# New Promotion?



## tonys96 (Aug 21, 2011)

Got a new promotion in the mail today from my Chase AGR Rewards card. Some of those ubiquitous "convenience checks", but with a twist that may be appealing:

3000 bonus points if I write one for 1500 dollars or more. 0% interest for 8 months (then the 13% afterward), but only 1% fee. Also this time it allows writing one to yourself for cash!

So I can write myself one for $1600, deposit it in the bank, wait two months then pay it off in a lump sum at 0 interest, and get the 3000 bonus points. Sounds like a deal to me!

Anyone else get this promotion? Am I missing something in the fine print?

Thanks!


----------



## Tumbleweed (Aug 21, 2011)

Dang....I think I ripped mine up and threw it away when I noticed the checks.......next time I will look closer......


----------



## OlympianHiawatha (Aug 21, 2011)

I would be afraid on a Promotion like this they would figure out some way to start running interest on your other purchases, even though you may pay them off month by month. They seem to always have some loophole to start charging interest and bury that loophole well into the fine print.


----------



## Dovecote (Aug 21, 2011)

tonys96 said:


> Got a new promotion in the mail today from my Chase AGR Rewards card. Some of those ubiquitous "convenience checks", but with a twist that may be appealing:
> 
> 3000 bonus points if I write one for 1500 dollars or more. 0% interest for 8 months (then the 13% afterward), but only 1% fee. Also this time it allows writing one to yourself for cash!
> 
> ...


This topic was first discussed in late July and can be found here


----------



## tonys96 (Aug 21, 2011)

OlympianHiawatha said:


> I would be afraid on a Promotion like this they would figure out some way to start running interest on your other purchases, even though you may pay them off month by month. They seem to always have some loophole to start charging interest and bury that loophole well into the fine print.


The fine print does say that I will not get the bonus points until "six to eight weeks after the last day of the promotional period" which seems to be July, 2012....even if paid back earlier, it seems. But, since I do not carry a balance over on this card monthly, but run about 500 points a month on it, I may just give it a try......looking for a number to call to speak with a rep about it, but don't see one on the mailer. :wacko:


----------



## tonys96 (Aug 21, 2011)

Dovecote said:


> tonys96 said:
> 
> 
> > Got a new promotion in the mail today from my Chase AGR Rewards card. Some of those ubiquitous "convenience checks", but with a twist that may be appealing:
> ...


Thanks! I read that thread, and it sounds like almost the same thing.

Only difference I saw was that mine said 1% fee and 0% interest till July, 2012....would be paying 15 bucks for 3000 points, it seems. Except, if I read it correctly, I won't get the points till around Sept. of 2012.

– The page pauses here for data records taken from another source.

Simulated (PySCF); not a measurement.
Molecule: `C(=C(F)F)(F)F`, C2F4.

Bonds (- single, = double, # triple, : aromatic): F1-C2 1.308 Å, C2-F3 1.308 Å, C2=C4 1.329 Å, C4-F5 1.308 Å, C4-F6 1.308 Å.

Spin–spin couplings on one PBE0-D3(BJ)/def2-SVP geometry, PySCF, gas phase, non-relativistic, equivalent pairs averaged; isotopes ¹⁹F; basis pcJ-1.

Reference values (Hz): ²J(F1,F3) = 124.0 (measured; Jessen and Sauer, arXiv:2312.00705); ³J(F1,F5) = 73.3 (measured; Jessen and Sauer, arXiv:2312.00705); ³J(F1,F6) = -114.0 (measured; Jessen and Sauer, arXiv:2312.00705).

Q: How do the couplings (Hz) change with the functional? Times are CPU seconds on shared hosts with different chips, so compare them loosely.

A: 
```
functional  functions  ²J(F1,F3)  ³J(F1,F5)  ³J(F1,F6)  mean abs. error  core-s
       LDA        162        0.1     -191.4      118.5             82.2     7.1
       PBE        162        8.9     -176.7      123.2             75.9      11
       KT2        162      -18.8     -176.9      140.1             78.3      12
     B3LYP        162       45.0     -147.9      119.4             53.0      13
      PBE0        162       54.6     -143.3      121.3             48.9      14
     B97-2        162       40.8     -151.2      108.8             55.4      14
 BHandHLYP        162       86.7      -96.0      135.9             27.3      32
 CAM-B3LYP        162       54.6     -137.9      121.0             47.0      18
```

Maybe I will be a test case for this.


----------



## Dovecote (Aug 22, 2011)

tonys96 said:


> Dovecote said:
> 
> 
> > tonys96 said:
> ...


I forgot to mention on my prior post that this topic was also discussed on the Flyer Talk website. It can be found here


----------



## tonys96 (Aug 22, 2011)

Dovecote said:


> tonys96 said:
> 
> 
> > Dovecote said:
> ...



Thanks for that one, too! Looks like a targeted offer for sure, since mine is 0% interest and only a 1% fee. I called AGR MasterCard, and found out it is targeted differently depending on if your card is "Signature" or "World", evidently one is of a lesser risk than the other. The "World" offer is a little bit better than the "Signature" offer, according to the customer service (so called) manager that I spoke to. I asked if I could use one and pay it off a couple months later, and still get the points, she said I could, but likely would not get the points until Sept. 2012.


----------



## saxman (Aug 24, 2011)

I just got this same offer in the mail today. This is different than then one I posted about a few weeks ago. I just decided to scratch the previous offer and threw the checks out, as usual. That fee was something like $45. This is a little bit better, in that they charge only $15. It still makes me queasy writing these checks, so not sure if I'll do it.


----------



## gatelouse (Aug 24, 2011)

Got the 1% fee/0% interest variant myself. Chase doesn't allow you to pay more than your outstanding balance online, but will they accept a mailed check that results in a big credit balance, with no "pre-payment fee"? If they do, then all we'd be out is the $15 fee on $1500 and no interest. In that case, easy 3000 points if you have the checking account to support it.


----------



## trainman74 (Aug 25, 2011)

Got the checks in the mail, too, and promptly discarded them. The best thing about it was the fake credit card illustrations on the mailer, one with a photo of a Cascades train, the other with an Acela -- I wish the AGR Mastercard actually had those designs available!


----------



## tonys96 (Sep 17, 2011)

OK, as I suggested, I would try this one to see what happened, and here it is:

I had a balance of 52 bucks (round trip on Heartland Flyer tix) on the card when I went to my bank and, after first asking my banker to look for the fine print (I use a small local community bank,so actually know the bankers personally!), and then wrote a 1600 check to myself, deposited it, and waited..................today I got my statement and the amount due was 1668.......the 1600 bucks, plus the 52 balance, plus 16 fee (1% of 1600), and the total points sent to AGR was 3104 (3000 bonus + 104 for Flyer trip points)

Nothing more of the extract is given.